# Feature Extraction and Unsupervised Learning for Generated tracks with Tensorboard

Similar to [`feature_extraction_and_tensorboard.ipynb`](feature_extraction_and_tensorboard.ipynb) but intended to be used with midi files generated by magenta experiments inside of `../../models/custom`.

## Imports

In [7]:
import sys, os, time, csv
sys.path.append('../python')

import utils
from multiprocessing import Pool as ThreadPool
import numpy as np
import tensorflow as tf
from tensorflow.contrib.tensorboard.plugins import projector

## Find paths to generated midi files

In [8]:
models_dir = '../../models/custom'
midi_paths = []
for dirs in os.listdir(models_dir):
    path = os.path.join(models_dir, dirs, 'generated')
    if os.path.exists(path):
        for f in os.listdir(path):
            midi_paths.append((os.path.join(path, f), dirs))

## Extract Features

In [9]:
num_threads = 8
pool = ThreadPool(num_threads)

start_time = time.time()
extracted_features = pool.map(utils.extract_features, [p[0] for p in midi_paths])
print('Finished in {:.2f} seconds'.format(time.time() - start_time))

Finished in 17.76 seconds


## Remove unnecessary features

In [10]:
vec = []
for f in extracted_features:
    if f is not None:
        arr = f[0][0]
        arr.pop(0) # first element is an empty string
        arr.pop(-1) # last element is an empty string
        vec.append(np.array(arr))
embeddings = np.asarray(vec)

## Tensorboard Labels/Metadata
Create a `metadata.tsv` file to assosciate msd track metadata to data points in tensorboard. Here we label data points by their path and experiment name.

In [11]:
LOG_DIR='../../data/generated_logdir'
with open(os.path.join(LOG_DIR, 'metadata.tsv'), 'w') as f:
    writer = csv.writer(f, delimiter='\t')
    writer.writerow(['path', 'experiment'])
    for i, feat in enumerate(extracted_features):
        writer.writerow(midi_paths[i])

## Tensorboard Embeddings
Expose the embeddings to be used tensorboard.

In [12]:
sess = tf.Session()

# create embeddings var
emb = tf.Variable(embeddings, name='embeddings')

# embedding projector
summary_writer = tf.train.SummaryWriter(LOG_DIR)
config = projector.ProjectorConfig()
embedding = config.embeddings.add()
embedding.tensor_name = emb.name
embedding.metadata_path = os.path.join(LOG_DIR, 'metadata.tsv')
projector.visualize_embeddings(summary_writer, config)

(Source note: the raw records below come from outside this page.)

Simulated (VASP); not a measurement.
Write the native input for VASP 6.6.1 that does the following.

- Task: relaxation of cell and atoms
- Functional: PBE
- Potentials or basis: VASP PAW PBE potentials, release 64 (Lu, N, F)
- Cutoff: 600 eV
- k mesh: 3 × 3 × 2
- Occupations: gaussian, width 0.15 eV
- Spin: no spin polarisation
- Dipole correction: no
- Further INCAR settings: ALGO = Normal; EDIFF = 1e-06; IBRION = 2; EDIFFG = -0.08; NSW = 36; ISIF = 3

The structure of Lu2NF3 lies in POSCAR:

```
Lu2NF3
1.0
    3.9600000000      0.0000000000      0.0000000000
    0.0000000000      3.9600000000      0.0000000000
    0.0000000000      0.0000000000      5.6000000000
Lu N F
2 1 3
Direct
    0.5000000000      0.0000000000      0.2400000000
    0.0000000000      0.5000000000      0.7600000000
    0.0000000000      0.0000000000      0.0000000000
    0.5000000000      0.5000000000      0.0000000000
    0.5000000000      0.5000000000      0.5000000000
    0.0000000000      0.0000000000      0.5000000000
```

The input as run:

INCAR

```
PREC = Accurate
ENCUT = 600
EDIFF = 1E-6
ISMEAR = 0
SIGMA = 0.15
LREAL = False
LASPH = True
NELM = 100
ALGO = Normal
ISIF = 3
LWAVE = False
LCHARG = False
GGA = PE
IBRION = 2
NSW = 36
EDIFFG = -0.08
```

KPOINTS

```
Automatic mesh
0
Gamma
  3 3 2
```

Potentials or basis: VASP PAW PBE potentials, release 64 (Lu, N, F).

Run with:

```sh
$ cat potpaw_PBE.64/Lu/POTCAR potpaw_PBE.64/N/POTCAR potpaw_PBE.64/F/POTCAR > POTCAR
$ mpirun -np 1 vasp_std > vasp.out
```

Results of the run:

# init and run the session
init = tf.global_variables_initializer()
sess.run(init)

# save checkpoint
saver = tf.train.Saver()
saver.save(sess, os.path.join(LOG_DIR, "model.ckpt"), 0)

Instructions for updating:
Please switch to tf.summary.FileWriter. The interface and behavior is the same; this is just a rename.


'../../data/generated_logdir/model.ckpt-0'